When I was younger, and the family members with most of the answers were still living, I was too busy to care. I was a young wife with three children to raise, a home to take care of and a nursing career. It never occurred to me to search for “ancestors” or even to ask about them. What a shame – the answers were there.
For the past few weeks, I’ve searched for information about William Merle Jordan – or “Mike” as he was affectionately known. He was my oldest sister’s first love…in all honesty, the love of her life. They met in Clarksdale, Mississippi, in the mid-forties. I wish I had asked my sister just how they’d met. I’ve seen pictures of Mike…a handsome young man with striking blue eyes. I see those blue eyes now in his daughter, Sharon. I see a remarkable resemblance to him in Sharon’s son, Michael. My sister did tell me the story about the days not long after they’d met, when Mike worked as a “milk man” in Clarksdale. Quite often, on an early morning, he would leave two quarts of chocolate milk in the old-fashioned glass bottles on the door step of our home as a gift for my sister and the family, a sweet simple gesture and a luxury at that time.
Dot and Mike were married on March 1, 1947. They were young and in love…they were happy. They lived for a time in Clarksdale and then we all moved to Memphis. My parents purchased half a large two-story duplex on Chelsea Avenue. Uncle Lester and Aunt Ethel purchased the other half. Dot and Mike had the attic apartment, which my sister Gerry says Dot decorated like Country Living and that it was so cute.

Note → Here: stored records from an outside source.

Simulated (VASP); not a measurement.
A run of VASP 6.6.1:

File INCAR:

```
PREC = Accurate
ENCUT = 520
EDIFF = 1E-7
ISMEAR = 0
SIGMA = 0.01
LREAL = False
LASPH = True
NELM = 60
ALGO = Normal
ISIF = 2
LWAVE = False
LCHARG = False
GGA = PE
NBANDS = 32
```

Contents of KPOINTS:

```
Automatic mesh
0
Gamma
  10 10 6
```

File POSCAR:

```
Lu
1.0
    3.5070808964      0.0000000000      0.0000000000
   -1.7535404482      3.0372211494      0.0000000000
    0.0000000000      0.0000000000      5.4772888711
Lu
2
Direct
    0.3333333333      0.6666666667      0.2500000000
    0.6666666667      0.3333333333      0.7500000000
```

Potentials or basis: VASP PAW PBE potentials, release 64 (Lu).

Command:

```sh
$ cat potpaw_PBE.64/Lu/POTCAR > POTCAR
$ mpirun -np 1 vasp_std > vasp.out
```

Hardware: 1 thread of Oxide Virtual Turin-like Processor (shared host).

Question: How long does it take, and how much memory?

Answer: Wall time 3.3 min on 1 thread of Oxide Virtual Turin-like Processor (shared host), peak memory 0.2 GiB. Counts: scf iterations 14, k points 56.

These were the years following WWII. Times were hard and jobs were scarce. Mike traveled to Texas with his brother Charles to find work. He had lined up a good job as a truck driver which was to have started the first day of February 1949. In the meantime, he was working on a shrimp boat. On Monday morning, January 24, 1949, there was an explosion aboard the Wilda L, a 54-foot shrimping boat, eight miles off the shore of Freeport, Texas. Both the owner of the boat and William Merle “Mike” Jordan were lost to the sea. A search of the waters and through the debris in the hull of the boat failed to locate their bodies.
My sister and Mike’s mother traveled to Freeport, Texas, most likely by train, right after they received word of the explosion. Years later, my sister remembered those dark days, staring out into the deep waters of the Gulf, watching as the Coast Guard searched in vain. She was twenty-one years old at the time with a four-month-old baby girl. Mike was twenty-three.
On the telephone the other day, Sharon and I both cried as she read to me from the last letters that Mike wrote home to her mother from Texas. He had high hopes and dreams of a better life for them. He loved his baby girl and talked of dreaming about her for several nights in a row. He told my sister to “tell Dianne to be a good baby”. I had never thought before about having known Mike, but I did. I had been his baby sister too.
Sharon says that, over the years, it was just too sad, too difficult, for my sister to talk about Mike very much. After a while, she just quit asking. Now, there are so many questions wanting answers. When Dot and I were working on the McGregor and Haney family histories, she was also working on Mike’s family history. Through the archives of Ancestry.Com, I have found some information. Mike’s younger sister, now eighty, was able to fill in some of the blanks, but, still, there are so many more unanswered questions.
We’re not giving up. On my next visit South, we’ll travel to Clarksdale and to the Mississippi State Archives in Jackson, Mississippi. Hopefully, before then, we’ll find some of Mike’s father’s family members. Right now, it’s still a mystery, but the answers are out there. Hopefully, someone will also have photos of Mike’s father.
Sharon does have one small, piece of paper with her Dad’s actual signature on it. Amazingly, it bears a striking resemblance to Sharon’s…
Note: My sister did not remarry until Sharon was in high school, when she married Tom Kemp. He was a wonderful man who loved Dot and her family like his own.